|
|
|
The Philip V. Cannistraro Seminar Series in Italian American Studies
Thursday, September 10, 2009, 6 p.m. When Rosario Candela (1890-1953) left Palermo to come to America with his father, he was an 18-year-old laborer with virtually no knowledge of English. Yet he overcame his humble background, talked his way into the School of Architecture at Columbia University, and became an architect who designed many of the finest apartment houses in New York City. Architectural historian Andrew Alpern will discuss Candela’s unusually fast rise within his profession and the exceptional buildings he produced.
Tuesday, October 13, 2009, 6 p.m. Since at least the 1950s, some Italian Americans have organized anti-defamation campaigns to respond to unflattering, often mafia-inflected, representations of their ethnic identity. Even as these protestors have sought to shape the perception of Italian ethnicity, their strategies and outcomes have been deeply shaped by popular understandings of media. Using the debates surrounding the television show The Untouchables and the film The Godfather as examples, cultural historian Laura Cook Kenna will outline how ideas about media— artistry, influence, and audiences—have intersected with and underpinned the anti-defamation arguments and the ways ethnic images are interpreted and contested.

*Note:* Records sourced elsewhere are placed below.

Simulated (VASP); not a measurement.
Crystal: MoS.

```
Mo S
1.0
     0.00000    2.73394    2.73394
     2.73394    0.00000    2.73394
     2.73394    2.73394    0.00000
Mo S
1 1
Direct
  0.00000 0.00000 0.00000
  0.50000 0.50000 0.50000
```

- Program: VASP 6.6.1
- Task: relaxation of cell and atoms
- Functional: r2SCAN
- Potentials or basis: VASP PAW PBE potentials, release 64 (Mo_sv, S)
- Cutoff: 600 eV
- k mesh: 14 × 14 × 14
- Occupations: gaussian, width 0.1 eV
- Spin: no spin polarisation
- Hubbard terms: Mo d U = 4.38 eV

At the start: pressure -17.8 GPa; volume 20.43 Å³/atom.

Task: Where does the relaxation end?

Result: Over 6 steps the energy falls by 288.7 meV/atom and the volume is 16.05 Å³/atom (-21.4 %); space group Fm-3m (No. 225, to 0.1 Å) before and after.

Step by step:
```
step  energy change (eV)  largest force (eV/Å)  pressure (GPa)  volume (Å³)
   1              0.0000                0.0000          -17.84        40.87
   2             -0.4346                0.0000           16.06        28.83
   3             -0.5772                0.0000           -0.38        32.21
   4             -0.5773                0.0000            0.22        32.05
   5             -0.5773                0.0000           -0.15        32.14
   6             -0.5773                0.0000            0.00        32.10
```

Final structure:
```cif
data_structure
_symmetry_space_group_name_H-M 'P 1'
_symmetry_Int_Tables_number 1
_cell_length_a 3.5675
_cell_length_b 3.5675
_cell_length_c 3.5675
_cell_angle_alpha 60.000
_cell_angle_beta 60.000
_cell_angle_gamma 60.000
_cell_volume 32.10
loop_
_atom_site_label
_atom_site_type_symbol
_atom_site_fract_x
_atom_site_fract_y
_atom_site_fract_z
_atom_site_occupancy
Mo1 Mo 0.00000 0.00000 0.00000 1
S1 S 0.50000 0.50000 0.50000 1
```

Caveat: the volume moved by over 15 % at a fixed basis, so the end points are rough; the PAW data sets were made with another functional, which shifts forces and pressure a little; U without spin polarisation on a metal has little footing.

Monday, November 16, 2009, 6 p.m. In 1995, New York writer Lorenzo Carcaterra stunned audiences with a memoir entitled Sleepers, whichtold the story of the author and three friends, all from Hell’s Kitchen, who had been sentenced to a juvenile prison as boys. There, the memoir claims, they had been abused by a ruthless gang of guards. Even more sensationally, Sleepers described an elaborate conspiracy (including a local priest) to subvert the criminal trial that ensued years later when two of those boys murdered one of the guards. Christopher Wilson’s presentation will discuss the uses of ethnic, literary, and political memory in this memoir—patterns suggested especially by Carcaterra’s recent editorship of Alexandre Dumas’s Count of Monte Cristo—in order to decipher its claims about contemporary justice, victim’s rights, and neighborhood authority.
Wednesday, December 2, 2009, 6 p.m. Cesare Lombroso is widely-known as the “father of criminology,” but the Italian context of his life and thought is generally misunderstood or entirely ignored. Often identified only with his famous notion of the “born criminal,” Lombroso in fact produced a more complex theory that also incorporated psychological and social factors. As a supporter of Italian unification, a pioneer in psychiatry, a Jewish citizen in the new liberal state, and a socialist at the end of his life, Lombroso was a major figure in Italian national life and the international field of criminology. Mary Gibson will analyze Lombroso’s theories of “criminal man” and “criminal woman” in relation to the political, social, and cultural currents of his day.